Haha! Yes. I’ve definitely got a thing for trees. I wrote a whole dissertation about them, actually. So I’ll tell you the story that I wrote in the diss. My whole family (2 parents, 4 children [all adopted], and two golden retrievers) used to camp in Algonquin Park every summer for four weeks. The red and white pines in Algonquin raised me. They told me I was loved. They told me I belong. My mom tells me that going on a walk anywhere in the park with me was extremely slow-going because I would stop at every stump or fallen log, burst into tears, and cry, “poor broken tree!” Now I don’t remember this but that’s not unusual for me and I have no reason to suspect that my mother is lying. She tried to explain to me about the circle of life and that just because the tree body was dead or dying didn’t mean that the tree spirit was gone. And the tree body, of course, nourishes the forest and eventually, new tree growth. So that was okay I guess. Later, when I was really wrestling with my identity as a teenager and young twenty-something, forests became the only place I felt safe. They were just trees and I was just me and they gave calm and peace and rest. I need that in my life. Even later still when I found myself doing a PhD—of all things!—someone told me that my research topic better be something I loved because I’d be doing it for years. So yeah. Trees. I wrote a whole diss (and I’m working on the book manuscript) about tree teachings and how they can be used as a lens for interpreting Indigenous literatures. I pick a tree, visit it regularly, form a bond, and keep myself open to communication. Sometimes I bring gifts—food or a bit of cloth or something I beaded. Usually I just sit and be with the tree and try not to think too much. I also pay attention to the oral stories about particular trees, their gifts and their agency in the human world. And because I was raised by an artist, I also interpret trees through their aesthetic qualities. What does their bark look like? Their leaves? What could that mean? What could that be teaching? I’m a tree and forest devotee. They had me at “hello.”

In your conversation with Conor Kerr you talked about writing as ceremony and I wondered if I could put the question to you: How do you prepare time and space in which to write?

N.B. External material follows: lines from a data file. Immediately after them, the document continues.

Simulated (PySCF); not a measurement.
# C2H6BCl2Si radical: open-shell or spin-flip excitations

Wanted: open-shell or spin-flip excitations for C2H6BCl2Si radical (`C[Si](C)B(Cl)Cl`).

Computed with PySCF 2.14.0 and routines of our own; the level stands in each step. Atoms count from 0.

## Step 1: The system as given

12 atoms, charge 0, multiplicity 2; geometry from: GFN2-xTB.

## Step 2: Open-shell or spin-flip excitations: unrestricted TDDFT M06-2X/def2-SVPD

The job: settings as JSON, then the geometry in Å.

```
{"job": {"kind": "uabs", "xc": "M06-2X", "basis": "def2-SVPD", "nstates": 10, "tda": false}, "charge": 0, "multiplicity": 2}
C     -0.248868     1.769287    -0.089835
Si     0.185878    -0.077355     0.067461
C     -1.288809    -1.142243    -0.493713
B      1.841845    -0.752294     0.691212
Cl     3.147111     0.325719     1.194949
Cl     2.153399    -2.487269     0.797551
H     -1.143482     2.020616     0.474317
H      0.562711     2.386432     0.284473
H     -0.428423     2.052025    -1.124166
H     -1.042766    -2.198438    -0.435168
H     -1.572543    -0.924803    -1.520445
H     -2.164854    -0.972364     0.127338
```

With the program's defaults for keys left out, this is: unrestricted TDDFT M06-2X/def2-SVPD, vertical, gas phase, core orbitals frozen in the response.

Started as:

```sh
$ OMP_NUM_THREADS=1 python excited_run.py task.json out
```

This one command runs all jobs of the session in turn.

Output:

It’s hard! I’m recently divorced and I am living on my own now 50% of the time and with my kid 50% of the time. There’s also been this plague going around, I don’t know if you’ve heard? So yeah, finding time between domestic care, parenting, teaching/researching at the university, dog-caring, language learning, and growing and healing as an Indigiqueer enby keeps my schedule pretty full. I know lots of writers who swear by 5:30am writing session but that is just not me. Or, it might be me if I could get my body to agree. Writing has become something I do whenever I find myself in a moment of calm. When kiddo is at school, the dog has been walked, the dishes have been cleaned and the emails have been answered, and I’m not totally exhausted. When kiddo is at their dad’s and I’m sitting on my porch with a coffee. When I’m on the bus. When I’m in the forest walking the dog. When I’m waiting in the doctor’s office. I carry a small notebook with me everywhere and jot down inspiration and ideas as I move about my day. It’s not ideal. What I’m working to create is a morning writing routine that I can do most days as a habitual practice. But getting my ADHD on board is tricky. That’s where ceremony or ritual has come into play for me. If I can signal my brain with smudge, soft music, a cup of coffee, an offering of thanks, that Oh! It’s writing time! Then I’ll have a much better chance of actually writing habitually. Writing is a practice of self-love. At least it is for me. I can’t do it if the voice in my head is being a jerk. I can’t do it if I feel pressured to achieve external recognition. The only way I can write is if it’s a ritual of self-love. I am loving myself by prioritizing writing. I am loving myself by letting the writing go where it wants and do what it wants without forcing it to be something in particular.

I’m interested in the not-perfect translation and the feeling of in-betweenness you’ve talked about before. When I am using Bahasa Indonesia, or Javanese in my writing, alongside English there is a certain energy it takes to navigate being between languages. Would you talk more about how you approach including Kanien’kéha in your writing, or how you think about multilingual writing?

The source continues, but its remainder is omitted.